RFC: Memory Controller — Linux Kernel

We've seen a lot of discussion lately on the memory controller. The RFC below
provides a summary of the discussions so far. The goal of this RFC is to bring
together the thoughts so far, build consensus and agree on a path forward.

NOTE: I have tried to keep the information as accurate and current as possible.
Please bring out any omissions/corrections if you notice them. I would like to
keep this summary document accurate, current and live.

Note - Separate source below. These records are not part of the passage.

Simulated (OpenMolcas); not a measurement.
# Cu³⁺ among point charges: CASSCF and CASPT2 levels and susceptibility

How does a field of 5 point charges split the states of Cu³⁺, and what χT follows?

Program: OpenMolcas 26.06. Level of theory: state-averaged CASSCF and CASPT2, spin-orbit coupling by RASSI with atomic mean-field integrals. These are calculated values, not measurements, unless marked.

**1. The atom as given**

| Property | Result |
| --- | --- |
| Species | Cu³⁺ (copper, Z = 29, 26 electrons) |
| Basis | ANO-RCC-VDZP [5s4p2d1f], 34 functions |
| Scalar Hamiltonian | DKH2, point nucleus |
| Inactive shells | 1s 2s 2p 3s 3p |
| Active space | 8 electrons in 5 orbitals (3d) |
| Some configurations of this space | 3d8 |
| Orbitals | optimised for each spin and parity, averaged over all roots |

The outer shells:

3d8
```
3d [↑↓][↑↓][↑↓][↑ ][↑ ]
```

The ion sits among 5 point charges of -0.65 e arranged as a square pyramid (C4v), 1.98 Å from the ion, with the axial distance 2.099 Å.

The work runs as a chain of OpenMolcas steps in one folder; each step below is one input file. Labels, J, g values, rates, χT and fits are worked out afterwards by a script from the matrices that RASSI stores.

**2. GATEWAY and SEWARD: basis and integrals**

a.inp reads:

Summary of Memory Controller Discussions and Patches

1. Accounting

The patches submitted so far agree that the following memory
should be accounted for

Reclaimable memory

(i)   Anonymous pages - Anonymous pages are pages allocated by the user space,
      they are mapped into the user page tables, but not backed by a file.
(ii)  File mapped pages - File mapped pages map a portion of a file
(iii) Page Cache Pages - Consists of the following

    (a) Pages used during IPC using shmfs
    (c) Pages of a user mode process that are swapped out
    (c) Pages from block read/write operations
    (d) Pages from file read/write operations

Non Reclaimable memory

This memory is not reclaimable until it is explicitly released by the
allocator. Examples of such memory include slab allocated memory and
memory allocated by the kernel components in process context. mlock()'ed
memory is also considered as non-reclaimable, but it is usually handled
as a separate resource.

(i)  Slabs
(ii) Kernel pages and page_tables allocated on behalf of a task.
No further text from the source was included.